Calling it a “clamour for the introduction of biometrics,” Singh said this would take Guyana back to the 1990s when persons were required to have a physical identification card to vote, without which they were denied an opportunity to cast their ballot.

Singh, as a High Court Judge at the time, had ruled against that legal requirement in the Esther Perreira case. The use of biometrics would require a voter to use their fingerprints to determine their identity and should the voter refuse, they will be denied the opportunity to vote.

At a news conference, the GECOM Chair made it clear that the introduction of biometrics and the removal of names from the voters’ list would require constitutional reform before that could be done.

“GECOM does not have legal parameters to do this,” Singh said even as she reminded that a Constitutional Reform Commission was set up recently to address these matters.

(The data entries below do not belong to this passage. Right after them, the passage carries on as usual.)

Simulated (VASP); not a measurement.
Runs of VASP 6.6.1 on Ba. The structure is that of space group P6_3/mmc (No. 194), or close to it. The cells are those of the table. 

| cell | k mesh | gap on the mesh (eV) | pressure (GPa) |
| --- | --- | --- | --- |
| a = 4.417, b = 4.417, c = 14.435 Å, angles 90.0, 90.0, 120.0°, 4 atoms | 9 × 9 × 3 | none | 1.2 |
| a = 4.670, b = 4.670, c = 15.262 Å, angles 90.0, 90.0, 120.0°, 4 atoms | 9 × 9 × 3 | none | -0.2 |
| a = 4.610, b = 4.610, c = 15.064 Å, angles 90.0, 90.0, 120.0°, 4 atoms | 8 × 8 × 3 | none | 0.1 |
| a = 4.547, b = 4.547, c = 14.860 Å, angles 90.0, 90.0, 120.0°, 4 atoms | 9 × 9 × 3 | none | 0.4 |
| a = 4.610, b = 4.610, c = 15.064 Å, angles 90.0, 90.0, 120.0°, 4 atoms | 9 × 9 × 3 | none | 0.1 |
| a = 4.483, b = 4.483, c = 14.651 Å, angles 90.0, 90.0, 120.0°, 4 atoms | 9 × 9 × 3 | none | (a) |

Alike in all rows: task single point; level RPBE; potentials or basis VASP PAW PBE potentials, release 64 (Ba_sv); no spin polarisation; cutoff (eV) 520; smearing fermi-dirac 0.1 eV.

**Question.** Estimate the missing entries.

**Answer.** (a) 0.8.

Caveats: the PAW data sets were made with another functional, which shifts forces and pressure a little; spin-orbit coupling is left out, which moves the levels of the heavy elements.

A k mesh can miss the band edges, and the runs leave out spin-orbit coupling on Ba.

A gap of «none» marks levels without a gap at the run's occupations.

She used Friday’s press conference, intended to be a post-local government election briefing, to emphasise that there are safeguards already in place to prevent the feared skulduggery at the place of poll.

That safeguard includes, among other things, a folio with the photograph and other particulars of the voter.

Meanwhile, those weekly protests have also been strong in calling for cleaning of the existing voters’ list based on the claim that the list is bloated. But Singh has assured that the names of overseas Guyanese will remain on the register until such time that there is constitutional reform.

Monthly efforts are made to remove the names of dead people from the voters’ register. But already a ruling in the Christopher Ram vs the Attorney General/ GECOM case, the Chief Justice ruled that a person cannot be removed from the list once registered and is alive.

Further, she ruled that residency is not a requirement to vote and as such, Guyanese living abroad could not have their names struck from the voters’ register.

Article 59 of the Constitution stipulates that once a person is 18 years and older and is a citizen of Guyana and registered, that person is entitled to vote.

“Even if a Guyanese citizen is living abroad, GECOM cannot remove their name from the register,” the GECOM Chair emphasised.